Bible Study: Acts 13-14

There are a couple major shifts that happen as we approach the midway point of the book of Acts. In these chapters, Paul becomes the main character, and Peter and the Twelve almost entirely drop out of the story. The center of the story also shifts from Jerusalem, the Jewish capital city, to Antioch, located in Syria, a thoroughly Greek/Gentile area. From this city, Paul will begin several missionary journeys which are described in the remainder of the book of Acts, and he returns here often, making Antioch a center of Christianity. (The modern day city of Antakya, in Turkey, remains.)

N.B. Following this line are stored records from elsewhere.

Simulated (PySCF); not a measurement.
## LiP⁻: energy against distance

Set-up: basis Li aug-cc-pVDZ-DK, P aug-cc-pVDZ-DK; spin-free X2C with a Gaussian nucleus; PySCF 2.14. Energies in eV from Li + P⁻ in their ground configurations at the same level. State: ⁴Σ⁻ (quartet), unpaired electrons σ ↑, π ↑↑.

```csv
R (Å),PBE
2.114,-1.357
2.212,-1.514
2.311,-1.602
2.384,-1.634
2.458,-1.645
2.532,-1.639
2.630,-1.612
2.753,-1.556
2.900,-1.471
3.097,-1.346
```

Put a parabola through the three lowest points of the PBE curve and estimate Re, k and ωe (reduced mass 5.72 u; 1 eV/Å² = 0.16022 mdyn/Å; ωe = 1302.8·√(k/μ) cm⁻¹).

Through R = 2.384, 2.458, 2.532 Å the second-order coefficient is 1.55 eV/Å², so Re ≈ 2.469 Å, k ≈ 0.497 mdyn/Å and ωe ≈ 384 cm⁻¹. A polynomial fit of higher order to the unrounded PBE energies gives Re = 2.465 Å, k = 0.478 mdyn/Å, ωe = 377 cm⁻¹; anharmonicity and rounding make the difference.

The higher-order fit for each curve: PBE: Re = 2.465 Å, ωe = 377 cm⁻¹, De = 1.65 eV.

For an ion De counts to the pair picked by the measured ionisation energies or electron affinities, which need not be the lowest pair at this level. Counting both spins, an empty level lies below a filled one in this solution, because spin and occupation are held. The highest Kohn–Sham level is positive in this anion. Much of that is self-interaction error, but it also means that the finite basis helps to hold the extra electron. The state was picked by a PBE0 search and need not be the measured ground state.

Part of the reason given for this shift to Antioch is that the Jewish religious leaders continue to reject the message of Jesus, even when many people who hear Paul and Barnabas speak in synagogues are converted. Indeed, they are even willing to travel over a hundred kilometers to drive the apostles out of other cities (14:19), even resorting to violence to be rid of them. The zeal that Saul showed in earlier chapters to curb the Christian proclamation is now turned on him, as he becomes a victim of their efforts to stop his preaching.

Notice the difference between the style of Paul’s proclamation in these two chapters. Chapter 13 takes place in Antioch of Pisidia, not to be confused with Antioch in Syria (modern Turkey). Here Paul is speaking to an audience of Jews in a synagogue, and so builds on their existing faith and understanding of how God works through Moses, the wilderness, prophets, kings, and finally to Jesus, descended from David. They demonstrate in this long sermon that God is doing what God always does: save the people from their oppressors. But the following week trouble develops. They are run out of town by jealous Jews, who realize they will lose control of their synagogue, including the content of what is taught there, if the people continue to follow Paul. In verse 47, Paul and Barnabas quote Isaiah, turning the promise to and identity of the Israelites to themselves as Christians, to be “a light for the nations/Gentiles”. While they continue to preach in synagogues (and to be challenged by Jewish authorities), their focus will diversify from here on out, to include Gentiles, some of whom have been “God-fearers” (associated with a synagogue, and somewhat familiar with Jewish moral teaching), and many who are completely unaware of the God of the Ancestors.

We see such a group in chapter 14. Paul and Barnabas have arrived in a place where they cannot speak the language, but continue to preach and heal anyway. They appeal to the order of nature (v. 15) rather than to Hebrew scripture to build their case for God acting through Jesus and now the Holy Spirit, by whom the crippled man was healed (vs 8-10). That the locals so readily associate this miracle with Zeus and Hermes indicates these are not even on the margins of Jewish society, so Paul and Barnabas don’t preach the same way they did at the Antioch (Pisidia) synagogue.
We begin to see here polarization among religions. Earlier in Acts, people were practicing Jewish tradition and “adding” faith in the resurrected Jesus; they didn’t have to choose between them. As the jealousy and anger of the Jewish leaders intensifies, it is harder for this blending of traditions to happen and be accepted. In converting Gentiles, it is assumed that they abandon their pagan religious traditions to become Christian (which still holds many Jewish traditions, as we do today), but we know it was probably not such a tidy switch from one to the other; old habits are hard to break, traditions and holidays are held dear.

In our own time, we know the complication and the pain of such polarization. As we observe the 500th anniversary of Luther’s 95 Theses, we are reminded of the centuries of pain and sinfulness we have inflicted on, and received from, Roman Catholic tradition, and on other Protestants. We have experienced in our recent history the split from the ELCA of two new Lutheran denominations, with whom we do not have table or pulpit fellowship. We see the ongoing persecution of Muslims, which has been present from the foundation of Islam in the same ways the Jews in Acts are persecuting the Christians there. If the central message of Christianity is reconciliation—we are reconciled to God in Christ Jesus—what is our response, and our responsibility, in times of division? How are we called to be Christ, rather than to be Christian or to be Lutheran, to create space and opportunity for reconciliation to happen? Just because this is an old problem doesn’t mean we can just let it stand. What can we learn about reconciliation from Acts, both how to, and how NOT to?

Our guiding questions:
1.     What is God doing?
2.     What are the people doing?

3.     What do we learn about being church?